7

I have a list of 2D points for example:

1,1 2,2 1,3 4,5 2,1

The distance between these points is known (using math.hypot for example.) I want to sort the list so that there is a minimum distance between them. I'm OK with any possible solution order, as long as the points are in the shortest order.

What is the most pythonic way to achieve this?
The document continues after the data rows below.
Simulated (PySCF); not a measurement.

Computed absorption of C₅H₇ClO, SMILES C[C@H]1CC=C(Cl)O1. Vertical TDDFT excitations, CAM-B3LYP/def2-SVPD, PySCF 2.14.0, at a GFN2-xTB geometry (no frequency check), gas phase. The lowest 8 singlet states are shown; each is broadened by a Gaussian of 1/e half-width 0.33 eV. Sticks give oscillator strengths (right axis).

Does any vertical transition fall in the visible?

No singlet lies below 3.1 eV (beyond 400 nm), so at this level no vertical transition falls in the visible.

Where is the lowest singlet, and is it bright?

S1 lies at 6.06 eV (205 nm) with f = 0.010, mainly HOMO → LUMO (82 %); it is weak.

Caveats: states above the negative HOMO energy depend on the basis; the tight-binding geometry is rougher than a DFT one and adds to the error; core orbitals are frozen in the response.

I was considering working out the distance between any item and any other item, and choosing the smallest each time, but this would be a slow algorithm on the lists I am working on (1,000 items would not be unusual.)

Saullo G. P. Castro
  • 56,802
  • 26
  • 179
  • 234
Thomas O
  • 6,026
  • 12
  • 42
  • 60
  • May be similar to [Shortest distance between points algorithm](http://stackoverflow.com/questions/1602164/shortest-distance-between-points-algorithm), i.e. sort list by X co-ordinate first (fast) then bubble sort according to distance. – PP. Aug 16 '13 at 19:13
  • 1
    «sort the list so that there is a minimum distance between them» "between _them_" meaning "between successive points"? – jscs Aug 16 '13 at 19:27
  • 6
    If you're trying to minimize the distance between successive points, you're asking about the traveling salesman problem, which has no efficient solution; you just have to try all orderings and see which one is shortest. – Josh Buell Aug 16 '13 at 19:29
  • Are the points always integers on both axes? are they limited to some range? – Bitwise Aug 16 '13 at 19:36
  • 1
    @JoshBuell this is actually TSP on a plane with Euclidean distances. Unfortunately it has been shown that even this "simpler" version is NP-hard. Also note that NP-hard does not mean you cannot improve on the solution of trying all orderings. – Bitwise Aug 16 '13 at 19:38

2 Answers2

7

The technical question you're asking is similar to "What is the minimum hamiltonian path of a graph" (your tuples are vertices, and the distance between them are the weight of the edges). This problem can't be solved in polynomial time, so your dataset had better be small. Since your graph is complete (all nodes are connected), the minimum hamiltonian path problem may not completely apply.

In any case, the answer below uses brute force. It permutes all possible paths, calculates the distance of each path, and then gets the minimum.

import itertools as it
import math

def dist(x,y):
    return math.hypot(y[0]-x[0],y[1]-x[1])

paths = [ p for p in it.permutations([(1,2),(2,3),(5,6),(3,4)]) ]
path_distances = [ sum(map(lambda x: dist(x[0],x[1]),zip(p[:-1],p[1:]))) for p in paths ]
min_index = argmin(path_distances)

print paths[min_index], path_distances[min_index]

Output:

((1, 2), (2, 3), (3, 4), (5, 6)) 5.65685424949

Note that the reverse path is an equivalent minimum

egafni
  • 1,982
  • 1
  • 16
  • 11
2

The other answer here is correct that this is some class of NP problem. If you really need 1000 nodes, there's no way you're ever going to truly solve it. But does it need to be exact? If not, perhaps you can try to just pick a random point and walk from there to the nearest point each time? It's not guaranteed to give you the shortest path, but perhaps it's close enough. E.g.:

data [ (1,2), (3,4), ... ]

cur = 0
path = [cur]
totalDist = 0
for i in range(1,len(data)):
    dists = [(dist(data[i],p), pi) for (pi,p) in enumerate(data) if pi != i and pi not in path]
    nextDist, cur = min(dists)
    totalDist += nextDist
    path.append(cur)

print path, totalDist

This is O(n^2) in distance computations and comparisons, and only O(n) in memory, which is at least achievable for 1000 points.

JoshG79
  • 1,685
  • 11
  • 14